Aftersun

Director: Charlotte Wells (UK, USA). Year of Release: 2022

An airport, back in the days of phone boxes, camcorders and package holidays that you book through a travel agent (the late 1990s, apparently). A father and daughter are making their farewells, each telling the other that they love them. The girl passes in and out of sight before finally disappearing. She looks like she’s about 11, he barely old enough to have children. He wil soon be mistakenly identified as her brother.

We go slightly back in time to see Calum and Sophie arriving at their apartment in Turkey. He’s on the phone to reception, politely complaining that there’s only one bed. We don’t hear the voice on the other end, but Calum concludes the conversation by saying “well, if that’s the best you can do”. He tucks Sophie into the bed, and goes onto the balcony for a smoke. From behind, we watch him dancing to music that only he can hear, waving his arm, which is embedded in a plaster cast.

Over the course of the film, Calum and Sophie do the mundane things that people do on holiday – swimming, playing pool, and laughing at (definitely not with) the entertainment which comes as part of the package. In one scene, they throw bread rolls at the yellow coated tour guides who are performing the Macarena, then run off. In moments like this, they are both children, enjoying the freedom of a resort which is remote from their everyday life where they have to follow rules.

At other points, Calum does his best to meet up to his parental responsibilities. He is divorced and, lives near London, while Sophie has stayed with her mother in Scotland. Although Calum seems to be on friendly terms with Sophie’s mother, his contact with his daughter is obviously limited, and he is at pains to ask her to confide in him as she is growing up. He teaches her self-defence and gets frustrated when he doesn’t think she is taking it seriously enough.

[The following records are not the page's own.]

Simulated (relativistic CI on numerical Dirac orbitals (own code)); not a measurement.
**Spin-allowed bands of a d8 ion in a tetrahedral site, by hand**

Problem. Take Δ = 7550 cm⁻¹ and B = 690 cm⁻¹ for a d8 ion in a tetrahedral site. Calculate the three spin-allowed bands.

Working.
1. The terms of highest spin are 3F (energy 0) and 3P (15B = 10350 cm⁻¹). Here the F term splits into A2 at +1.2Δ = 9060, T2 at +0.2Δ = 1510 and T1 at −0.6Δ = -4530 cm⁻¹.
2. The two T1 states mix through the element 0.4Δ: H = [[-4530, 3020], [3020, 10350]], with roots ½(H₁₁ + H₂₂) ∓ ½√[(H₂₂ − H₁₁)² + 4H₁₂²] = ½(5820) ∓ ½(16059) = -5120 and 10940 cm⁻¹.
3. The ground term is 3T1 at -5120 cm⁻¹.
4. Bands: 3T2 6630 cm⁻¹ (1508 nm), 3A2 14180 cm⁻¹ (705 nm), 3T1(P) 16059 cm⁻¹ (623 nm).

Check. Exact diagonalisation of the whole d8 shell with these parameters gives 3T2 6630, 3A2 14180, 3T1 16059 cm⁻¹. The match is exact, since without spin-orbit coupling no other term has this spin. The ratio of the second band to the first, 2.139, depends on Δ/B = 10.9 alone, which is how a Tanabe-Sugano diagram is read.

One occasion Calum disappears and leaves Sophie on her own. This immediately follows one of the most painful scenes in the film. As part of the resort’s enforced entertainment, there is a karaoke night, where Sophie has registered herself and Calum without telling him first. He refuses to go down, leading her to sing a tuneless version of Losing My Religion on her own. The gap between his parental responsibilities and inability to deal with his own problems are nowhere clearer.

Sophie has a natural relationship with her father, but it is when they are apart that she mixes most with the other holiday kids. Away from his prying eyes, she has her first kiss. The connection and distance between the two is emphasized by a scene that’s in the trailer. When another family arrives at the resort, she doesn’t want to approach the children as they’re kids, and he won’t mix with the “old” parents. Sophie and Calum are bonded, but they are each insufficient for the other.

Every so often the scenes from Turkey are interrupted by occasional glimpses of an older Sophie, 20 years in the future when she’s around the same age that Calum is in the film. Older Sophie is at a rave. The strobe lighting make her vision unclear, but in the distance she sees Calum dancing as he did in Turkey. The film is being shown through older Sophie’s eyes, but she is an unreliable narrator. She is using her old film footage to come to terms with who her father was.

The scenes of Calum and young Sophie are clearly recorded by the Camcorder, but those of Calum on his own are more speculative. They are mainly shot from a distance and/or behind. The Calum that we are seeing is not the one who really existed, but the one Sophie is constructing from memory. At the risk of sounding pretentious – Aftersun is showing us that fictional characters are not just the invention of the author but also the impressions of other fictional characters.

To say that not much happens in Aftersun is not so much a complaint as an acceptance about how things are. This is not a film packed with high drama, rather one which shows a lot more happening beneath the surface than you first notice. As Callum, Paul Mescal oozes the same affable charm that he did in Normal People. But, especially when he is away from Sophie, he is obviously a troubled individual, suffering from some sort of deep depression.

The film finishes with two scenes. One a reprisal of the opening goodbyes at the airport, another of older Sophie looking through her old camcorder videos. We are not explicitly told what happens to Calum after Sophie leaves, and I think the film is wise to leave this open. The most plausible interpretation for me is a suicide that is hinted at in an earlier scene, but maybe he was carrying a fatal illness or maybe just stayed in Turkey. Whatever happened, he and Sophie are now separated.

Many critics have given Aftersun 5 star reviews, calling it a potential film of the year. I wouldn’t go quite that far, but it is well worth a watch, not least because it is trying to do something different to most films. Aftersun is a film that stays with you after you have left the cinema, and is much more deserving of a second showing than most others. Having said all this, you do need to be in a certain frame of mind to appreciate it – there is more contemplation than car crashes.